His aunt, who would soon to be his strongest sponsors were already scheming for Fabrizio’s ascent in the social circles of Parma, as he was destined to be an archbishop one day. This is not before he met with an unfortunate incident where he killed a man in self defense, who out of jealousy wanted to murder Fabrizio. Thus our hero fled once again, whilst his aunt and her simp, the ageing but charming Conte Mosca battled out the politics of the Parmesan aristocracy so that Fabrizio would be able to receive a fair trial one day and restore his reputation.

But Fabrizio was only a pawn in the game, as his downfall would secure the promotion of Marchesa Raversi who had been plotting the downfall of Conte Mosca and the Duchessa for some time. The duchessa, sleek in her manouevring of the Prince’s passion, managed to earn Fabrizio safe passage to Parma. Sadly, this was a mere bluff and Fabrizio was arrested again heading back to Parma.

His imprisonment was not at all doom and gloom (for him at least) as he fell in love with the daughter of his warden, Clelia. This love was reciprocated gradually, to the point that Clelia thwarted assassination attempts planned on Fabrizio. But outside, the tectonic plates are shifting and the Duchessa is planning Fabrizio’s escape attempt lest the next assassination attempt would result in a different outcome than the first.

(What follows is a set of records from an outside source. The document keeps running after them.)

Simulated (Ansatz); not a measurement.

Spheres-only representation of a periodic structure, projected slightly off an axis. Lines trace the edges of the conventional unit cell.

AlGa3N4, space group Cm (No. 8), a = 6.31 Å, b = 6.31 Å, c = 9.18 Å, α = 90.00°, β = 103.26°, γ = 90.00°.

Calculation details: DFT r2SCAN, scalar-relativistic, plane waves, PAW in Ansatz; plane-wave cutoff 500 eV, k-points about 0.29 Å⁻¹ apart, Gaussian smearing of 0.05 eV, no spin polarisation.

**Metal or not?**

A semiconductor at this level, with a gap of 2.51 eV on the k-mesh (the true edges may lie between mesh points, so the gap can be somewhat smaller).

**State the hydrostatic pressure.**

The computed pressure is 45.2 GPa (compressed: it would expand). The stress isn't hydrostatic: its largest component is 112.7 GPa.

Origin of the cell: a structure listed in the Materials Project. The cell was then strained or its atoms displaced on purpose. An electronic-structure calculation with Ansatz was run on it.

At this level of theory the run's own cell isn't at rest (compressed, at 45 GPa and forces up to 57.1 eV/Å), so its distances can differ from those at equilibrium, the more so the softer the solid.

The fickle nature of human politics

Say what you’d like about the book, but you won’t read another novel like it save perhaps, Stendhal’s other masterpiece The Red and the Black which I cannot claim to have read at this time myself. It is different then as it was at the time of the publication, published during a volatile time in European history. The defeat of the battle of Waterloo is still fresh in the French minds, and the 1830 revolution was only less than a decade before. France was still a mess teetering between mob rule and decaying monarchs holding on the final vestige of their powers. Europe was in a precarious state, but it was also in a way, a small Renaissance in the continent where some of the great arts were generated regularly in a conveyor belt-like efficiency.

Yet, the novel mentions very little of France and instead, used the more volatile, passionate and unpredictable Italians. Napoleon’s influence on the region is unavoidable, and his brief rule over the Milanese in the 1810s was briefly covered in the novel. But for the rest, the novel is much more contained, largely to the courts of Parma, ruled by Prince Ernesto IV. Most importantly, it determines how the smallest actions and impressions in these courts can sway the fates of those subjected under them.

Parma is pretty. Photo by Kateryna Kamenieva on Unsplash

The Charterhouse of Parma is a deeply political novel, but not in a way that it explores political ideologies. It studies the human politics which has equally greater implications (arguably more than the ideologies themselves). It is a world which Stendhal is familiar with, as he navigated through the muck of this tangled fibre of relationships in the courts of Trieste and Civitavecchia, where he was a consul until the end of his career.

But Italy had already got hold of Stendhal, somewhat disenchanted by his own patria: “To make this course of action clear to my French readers, I must explain that in Italy, a country very far away from us, people are still driven to despair by love”. Having an attachment to Italy and that part of the region myself, I agree with Stendhal and the statement still holds true.

And this temperamental nature of the characters determine each other’s fates, and how one can manoeuvre other character’s temperament can hold sway to their own personal agendas. No passage better portrays this than the duchessa’s threat to the Prince to leave Parma to join Fabrizio, as she learned of her nephew’s condemnation, fully knowing that she held the prince’s heart who, despite having already been married, obsessed over her. It was one of the most badass moments in literature.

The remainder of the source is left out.